Professional Engineering

Protecting the planet

Do geo-engineering schemes have the potential to halt climate change?

  • Published in Features.

Practical solutions

Sunshades in space could be one way of cooling the planet

A year and a half on from authoritative reports by the IMechE and Royal Society on geo-engineering, experts on this controversial and unproven science – which could have the potential to reverse the effects of climate change – believe that not enough is being done to develop it.

Professor John Shepherd, of the University of Southampton’s National Oceanography Centre and a Fellow of the Royal Society, believes that £100 million should be devoted to researching geo-engineering schemes over 10 years– instead of the £3 million of Engineering and Physical Sciences Research Council money given to it at present. “That’s 3% of what we’ve suggested – and I think we ought to have the other 97%,” says Shepherd.

Tim Fox, head of energy and climate change at the IMechE, concurs. “We need to focus very quickly on the practical geo-engineering solutions – ones where there is a consensus that they offer real possibilities,” he says.

Geo-engineering schemes are potential ways of modifying the earth’s climate through technology. The proposed ideas fall into two groups: schemes that would sequester CO2 from the atmosphere, and techniques for managing solar radiation to deflect sunlight. Geo-engineering may well represent the last chance in the climate change saloon and has many detractors, but others believe it would be foolish not to consider using it when emissions of greenhouse gases continue to rise and runaway global warming is a real possibility. 
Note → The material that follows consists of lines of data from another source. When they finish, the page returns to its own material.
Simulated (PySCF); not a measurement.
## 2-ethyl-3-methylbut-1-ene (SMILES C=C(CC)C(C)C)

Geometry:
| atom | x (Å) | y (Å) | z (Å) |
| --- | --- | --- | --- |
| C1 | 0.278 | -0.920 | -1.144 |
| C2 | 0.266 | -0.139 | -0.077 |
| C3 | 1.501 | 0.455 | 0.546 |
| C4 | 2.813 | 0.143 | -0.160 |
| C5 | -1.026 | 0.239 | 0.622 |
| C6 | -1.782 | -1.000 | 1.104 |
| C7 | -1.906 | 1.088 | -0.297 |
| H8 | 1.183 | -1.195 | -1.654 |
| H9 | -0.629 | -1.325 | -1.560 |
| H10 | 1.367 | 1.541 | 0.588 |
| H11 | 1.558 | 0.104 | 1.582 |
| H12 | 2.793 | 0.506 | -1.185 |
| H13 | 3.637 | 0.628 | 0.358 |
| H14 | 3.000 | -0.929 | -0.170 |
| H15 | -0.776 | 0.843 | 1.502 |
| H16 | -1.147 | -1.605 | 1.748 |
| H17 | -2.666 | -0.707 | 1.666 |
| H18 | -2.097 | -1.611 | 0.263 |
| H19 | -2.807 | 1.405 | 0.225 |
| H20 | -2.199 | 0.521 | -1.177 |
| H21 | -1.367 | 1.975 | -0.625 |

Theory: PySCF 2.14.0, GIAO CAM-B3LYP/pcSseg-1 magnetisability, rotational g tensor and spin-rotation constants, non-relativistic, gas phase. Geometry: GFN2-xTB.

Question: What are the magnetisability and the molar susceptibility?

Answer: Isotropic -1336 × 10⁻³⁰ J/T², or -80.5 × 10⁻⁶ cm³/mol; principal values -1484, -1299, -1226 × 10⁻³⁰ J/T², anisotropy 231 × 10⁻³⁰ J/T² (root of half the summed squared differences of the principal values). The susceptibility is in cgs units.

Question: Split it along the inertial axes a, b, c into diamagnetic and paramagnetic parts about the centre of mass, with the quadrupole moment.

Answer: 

The solar radiation management (SRM) techniques proposed include spraying sulphur into the stratosphere. It is thought that this could mimic the effects of volcanic eruptions, such as that of Mount Pinatubo in the Philippines in 1991, which released large quantities of aerosols into the atmosphere with the effect of temporarily cooling the planet. British engineer Stephen Salter, meanwhile, has done a lot of work on a scheme that could increase the albedo of clouds – the extent to which they reflect sunlight – by seeding them with seawater droplets. In the US, Professor Roger Angel of the University of Arizona has even proposed launching trillions of mirrors into space to form a sunshade, blocking out 2% of the sun’s rays.

Direct CO2 removal from the atmosphere is the geo-engineering scheme favoured by Fox at the IMechE. US physicist Klaus Lackner has proposed capturing CO2 through the deployment of hundreds of thousands of mechanical trees built with materials that absorb greenhouse gases.

Fox says: “Artificial trees offer the best potential geo-engineering activity, and really we should consider them as a form of CO2 mitigation. It’s one step beyond carbon capture and storage being used at a power plant.” The IMechE considers geo-engineering to be a crucial part of a three pronged attack on climate change which also includes mitigation of emissions and adaptation.

Some in the media have suggested that development of geo-engineering could be part of a conspiracy to enable fossil fuels to continue to be burned with impunity, but Fox insists that engineers looking at geo-engineering have no desire to see it replace efforts directed at mitigation.